More than any other vintage pick, genuine tortoiseshell and real ivory are the most sought after. Both of these materials have been on the endangered species list since the early ’70s and are no longer made. D’Andrea offered tortoiseshell picks with their logo from the ’30s through the ’70s. Once you’ve played with a real shell pick, you may never go back to nylon.
During the ’50s and ’60s, regional music distributors handled most of the door to door operations of selling National products to smaller stores in their area. Some even had their own logo picks made by D’Andrea. In the Northeast, one large distributor was Harris-Fandel. They offered all of the popular D’Andrea styles with their own “H-F” stamp. One of their best claims to fame came in 1973 when they commissioned D’Andrea to make the “Famous No. 351” pick to commemorate their anniversary. Other distributors would include “Coast” and “Pacific” on the west coast, “Maxwell” and “Cortley” in the south and “Heater” in the northwest. These companies usually offered a “jobber” catalog for the stores, which are invaluable in identifying the picks that were available in these areas.
Another offshoot for vintage paraphernalia are pick cards and display cases. The cards would hold a dozen or more picks at three for 25 cents, or 10 cents each. Nick Lucas, Nick Manoloff and Bob Clifton could be found elbowing each other and Herco and D’Andrea for counter space. Both D’Andrea and Herco offered similar plastic pick display boxes. Finding these old boxes isn’t easy. Most were used until broken and then tossed away. Any that might still be around are in rough shape. Oversized display picks are also in demand. I’ve seen these with the Fender, Guild and Martin logos.
Finally, there’s always someone trying to reinvent the pick. Some of these designs are quite intricate and not very practical. They soon fade into memory. While others carry on in hopes of finding their niche. Dunlop offered their grey nylon pick with a rubber band through it. You’d wrap the band around your finger for better grip. In the early ’70s there was an ad for a “Band-it” pick. It had a large loop over the pick so the player could slip his finger through. Then, there is a new pick on the market called “Dava.” Depending on where you hold the pick it functions as everything from thin to heavy. Who knows, some of these might be collectible in 20 years.
Where to Look
After deciding on an area to concentrate, the question arises – where do I find them? The easiest attainable are shop imprints. Just go in and buy some. Next would be the most desired – celebs. If you frequent clubs or concert halls that your fave guit-meister might alight, bring some stamped self- addressed envelopes and make contact with a guitar tech. Be polite and ask if he might drop in a few picks (one for your collection and some for trade) and mail them off to you. A complimentary soda or beer might not be a bad incentive.
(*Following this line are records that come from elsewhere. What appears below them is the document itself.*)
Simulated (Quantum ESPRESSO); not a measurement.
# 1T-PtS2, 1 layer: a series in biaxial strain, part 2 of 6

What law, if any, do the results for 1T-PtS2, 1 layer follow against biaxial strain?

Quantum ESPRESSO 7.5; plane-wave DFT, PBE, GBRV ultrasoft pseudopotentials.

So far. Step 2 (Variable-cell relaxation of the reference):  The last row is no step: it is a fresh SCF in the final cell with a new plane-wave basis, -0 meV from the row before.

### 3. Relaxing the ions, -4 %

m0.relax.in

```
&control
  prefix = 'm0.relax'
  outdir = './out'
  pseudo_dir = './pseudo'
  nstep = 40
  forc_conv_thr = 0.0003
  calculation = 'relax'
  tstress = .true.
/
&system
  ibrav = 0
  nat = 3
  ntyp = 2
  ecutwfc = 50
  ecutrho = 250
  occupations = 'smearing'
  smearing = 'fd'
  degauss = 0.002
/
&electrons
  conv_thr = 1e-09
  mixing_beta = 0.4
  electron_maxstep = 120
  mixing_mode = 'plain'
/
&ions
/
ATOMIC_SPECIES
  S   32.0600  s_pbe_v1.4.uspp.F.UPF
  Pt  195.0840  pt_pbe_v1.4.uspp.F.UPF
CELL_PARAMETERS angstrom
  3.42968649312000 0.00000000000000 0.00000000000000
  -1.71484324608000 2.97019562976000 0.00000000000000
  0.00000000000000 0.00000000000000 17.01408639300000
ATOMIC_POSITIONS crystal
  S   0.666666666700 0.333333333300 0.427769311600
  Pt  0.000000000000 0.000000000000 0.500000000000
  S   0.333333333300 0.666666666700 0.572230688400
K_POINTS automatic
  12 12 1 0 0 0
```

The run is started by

As for the vintage buds, most modern stores haven’t been planet-bound long enough to have the older material. Your best bet is to seek out the old mom-and-pop operations that have been in business for decades. Here in the northeast, there were many large mills in small rural towns. They employed many ethnic peoples and their music. These smaller shops catered to them. Most of the mills are long gone but some of these shops still survive. There’s a good chance a large cache of vintage stuff had been collecting dust in the back room or under the counter for the last 30 years. I’m sure they would be happy to unload them at a discount. But you’d better move fast. These places are dying off.
The most obvious place to look for vintage picks are vintage instruments – in their cases. When you happen on a vintage shop, pawnbroker, flea market, antique store or luthier repairman take a look in the pocket of the case. Voila! I once visited a large antique fair in central New England and there among the overpriced cherry desks and Tiffany lamps I found many a banjo and mandolin case with a hidden treasure inside. In another instance, at a vintage guitar show in the L.A. area, I approached a stunning 1957 Fender Strat in mint condition. I told the dealer I couldn’t afford such a luscious specimen, but what about these nice old Fender picks in the case? “Take ’em,” he offered. That’s about as close to anything I’m ever going to get in a ’57 Fender. And free is always my favorite price.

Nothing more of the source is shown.